Say hello and wave goodbye…

Is the outro of David Grays album White Ladder, released on 27th November 1998. I was born 6 days later and the album rung out through my childhood, and summers spent on the South West coast. I decided to return to Devon and take it for all it’s seasons in January of this year.

A hobby that ripened in the early days of my arrival, and has since somewhat subsided, was making rounds of local charity shops. Given the seasonal second-home nature of the town I now live, January provided slim pickings (but I was persistent). In contrast to that of East London, I noted a sluggishness to the stock rotation and a drastic increase in the Per Una to non-Per Una ratio.

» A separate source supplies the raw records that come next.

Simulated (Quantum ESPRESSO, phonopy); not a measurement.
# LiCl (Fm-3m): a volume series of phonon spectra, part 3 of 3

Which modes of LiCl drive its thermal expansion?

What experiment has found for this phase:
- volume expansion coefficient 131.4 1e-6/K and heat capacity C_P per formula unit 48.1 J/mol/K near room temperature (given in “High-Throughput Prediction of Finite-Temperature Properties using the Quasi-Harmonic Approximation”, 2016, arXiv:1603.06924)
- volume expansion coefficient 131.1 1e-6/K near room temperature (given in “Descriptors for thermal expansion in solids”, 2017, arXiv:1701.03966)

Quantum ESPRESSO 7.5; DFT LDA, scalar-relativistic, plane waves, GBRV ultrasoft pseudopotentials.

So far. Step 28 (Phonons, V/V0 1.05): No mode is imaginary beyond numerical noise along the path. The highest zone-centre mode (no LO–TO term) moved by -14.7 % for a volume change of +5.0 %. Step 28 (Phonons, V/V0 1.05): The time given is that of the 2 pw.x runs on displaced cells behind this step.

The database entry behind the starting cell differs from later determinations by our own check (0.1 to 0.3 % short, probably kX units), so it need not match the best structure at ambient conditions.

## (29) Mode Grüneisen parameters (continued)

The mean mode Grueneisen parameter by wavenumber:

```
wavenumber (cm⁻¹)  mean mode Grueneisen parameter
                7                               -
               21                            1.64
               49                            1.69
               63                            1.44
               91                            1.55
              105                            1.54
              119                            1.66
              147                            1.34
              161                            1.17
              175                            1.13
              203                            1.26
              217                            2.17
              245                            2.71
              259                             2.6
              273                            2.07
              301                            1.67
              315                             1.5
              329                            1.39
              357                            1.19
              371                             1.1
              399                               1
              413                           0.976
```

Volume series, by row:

Following a recent knee jerk deletion of Spotify and need for a car in this neck of the woods – reflective noise discs have gratefully rolled into my life. I have found solace in the CD section of charity shops, along with joy in my raspy throat as I drive home and movement in my feet as they explore new corners of a track and the kitchen. I have dicerned the best second-hand stores for CD’s, to be those in aid of animals – especially and funnily donkeys. They tend to reside in unassuming locations and are less savvy on price (CD’s that is). It is from said archetype that I salvaged a ripped copy of White Ladder, sandwiched repugnantly between Take That and Celine Dion.

For the price of 50p, the way the cover art had been printed out and cut wonkily, along with similarly-crafted CD spine and track list – there was no doubt in my mind that I would be leaving without this plastic box of goodness. But with a £2 minimum spend and a now honed frugal approach to charity shopping, I appologetically tucked him back behind Celine and moved at an appropriate pace to the nearest cash machine.

David Gray produced this album in his Stoke Newington bedroom, a stones throw from my prior home for almost 3 years. You can especially hear the DIY nature of his production in the track Babylon, where there is the audible sound of a car driving past. David talks of the imagry in this album being what my life was like – a young person in London, going out all the time and getting a little bit lost”. He talks of how the album was “speaking to myself. I was in my late 20s, had lost my youthful momentum and was looking at myself.”.

This album has been fleshed out to me with the the experience of early-adulthood. Having grown up with it’s folky clubby simmerings in the backdrop, it holds a voice likened to that of an older family member, that I have now reached the age to hold conversation with. These layers of shared experience call to me and I have been climbing the lengths of this album for the past week – I am yet unable to bore.

The final track, the title of this post, is 9 minutes long. Leaving you with the longing calls to delay an inevitable end, with fading whisps of “We were born before the wind. Who were we to understand?”. A friend who I recently said goodbye to, texted me after to say “I feel like my goodbyes are always a bit climatic for the experiences we share”. My dyslexic brain read this as ‘anti-climatic‘ instead of ‘climatic‘ and was mildly confused. Our affectionate farewells always felt like a solacing gossamer to me. Now reading back I understand and wonder what elements they felt we were weathering.

With any uprooting and untethering, like a seedling we experience some level of transplant shock and require a short dormancy period before we can re-establish ourselves in new ground. But I think my probation is almost over and I am excited to start my tenure here.

I have found anchorage in the writings of Patrick Laurie, a renaissance with brit-pop, on phone calls to loved ones and the seeking out new ones. I find comfort in conversations overheard or engaged with over shop countertops or across pavements. Feeling proud of the markings on my hands and the new ways I am learning to use them. Old friends and family are due to visit in the weeks ahead, as the weather warms. I intend to consolidate my abundant stock before I wave in the next new thing.